Your email would have been much better if you left the above line out. :-/
Comments like the above do not go over well via text. Even if you add the ":)"

Back to the comment about this being a burden. I just applied all the
patches and did a diff (much easier than to wade through 40 patches!)

One thing we need to get rid of, and this isn't your fault but this
series is extending it, is the use of the damn underscores to
differentiate functions. This is one of the abominations of the early
Linux kernel code base. I admit, I'm guilty of this too. But today I
have learned and avoid it at all cost. Underscores are meaningless and
error prone, not to mention confusing to people coming onboard. Let's
use something that has some meaning.

What's the difference between:

  _kmem_cache_alloc_node() and __kmem_cache_alloc_node()?
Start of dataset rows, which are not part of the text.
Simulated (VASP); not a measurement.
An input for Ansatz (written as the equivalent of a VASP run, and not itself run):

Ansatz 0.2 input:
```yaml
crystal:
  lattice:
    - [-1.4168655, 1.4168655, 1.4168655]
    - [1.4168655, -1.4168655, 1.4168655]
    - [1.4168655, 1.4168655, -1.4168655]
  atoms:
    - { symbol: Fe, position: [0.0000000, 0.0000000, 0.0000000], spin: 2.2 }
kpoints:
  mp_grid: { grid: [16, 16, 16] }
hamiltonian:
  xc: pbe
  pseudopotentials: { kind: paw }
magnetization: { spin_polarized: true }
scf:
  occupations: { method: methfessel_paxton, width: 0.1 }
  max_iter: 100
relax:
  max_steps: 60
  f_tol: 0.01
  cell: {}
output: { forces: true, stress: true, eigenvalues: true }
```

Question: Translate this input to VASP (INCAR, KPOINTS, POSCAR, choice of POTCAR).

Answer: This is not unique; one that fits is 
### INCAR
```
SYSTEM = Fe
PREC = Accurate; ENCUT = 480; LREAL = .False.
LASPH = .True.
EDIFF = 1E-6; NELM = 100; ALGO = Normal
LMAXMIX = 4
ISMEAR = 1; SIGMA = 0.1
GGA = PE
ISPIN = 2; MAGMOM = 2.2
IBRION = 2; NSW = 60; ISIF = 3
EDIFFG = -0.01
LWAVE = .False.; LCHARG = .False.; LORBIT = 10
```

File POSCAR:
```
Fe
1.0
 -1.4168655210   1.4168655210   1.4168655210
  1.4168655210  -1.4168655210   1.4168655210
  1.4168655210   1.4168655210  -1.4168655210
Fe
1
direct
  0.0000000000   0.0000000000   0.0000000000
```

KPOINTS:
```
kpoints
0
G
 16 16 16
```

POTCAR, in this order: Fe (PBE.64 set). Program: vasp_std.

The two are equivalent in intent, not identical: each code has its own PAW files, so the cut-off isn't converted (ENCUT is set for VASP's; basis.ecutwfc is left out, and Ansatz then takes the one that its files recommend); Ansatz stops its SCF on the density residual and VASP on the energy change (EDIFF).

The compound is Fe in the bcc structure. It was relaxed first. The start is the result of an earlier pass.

And if every allocation function requires a double hook, that is a
maintenance burden. We do this for things like system calls, but
there's a strong rationale for that. I'm guessing that Michal's concern
is that he and other mm maintainers will need to make sure any new
allocation function has this double call and is done properly. This
isn't just new code that needs to be maintained, it's something that
needs to be understood when adding any new interface to page
allocations.

It's true that all new code has a maintenance burden, and unless the
maintainer feels the burden is worth their time, they have the right to
complain about it.

I've given talks about how to get code into open source projects, and
the title is "Commits are pulled and never pushed". Where basically I
talk about convincing the maintainers that they want your change, and
not by pushing it because you want it.

-- Steve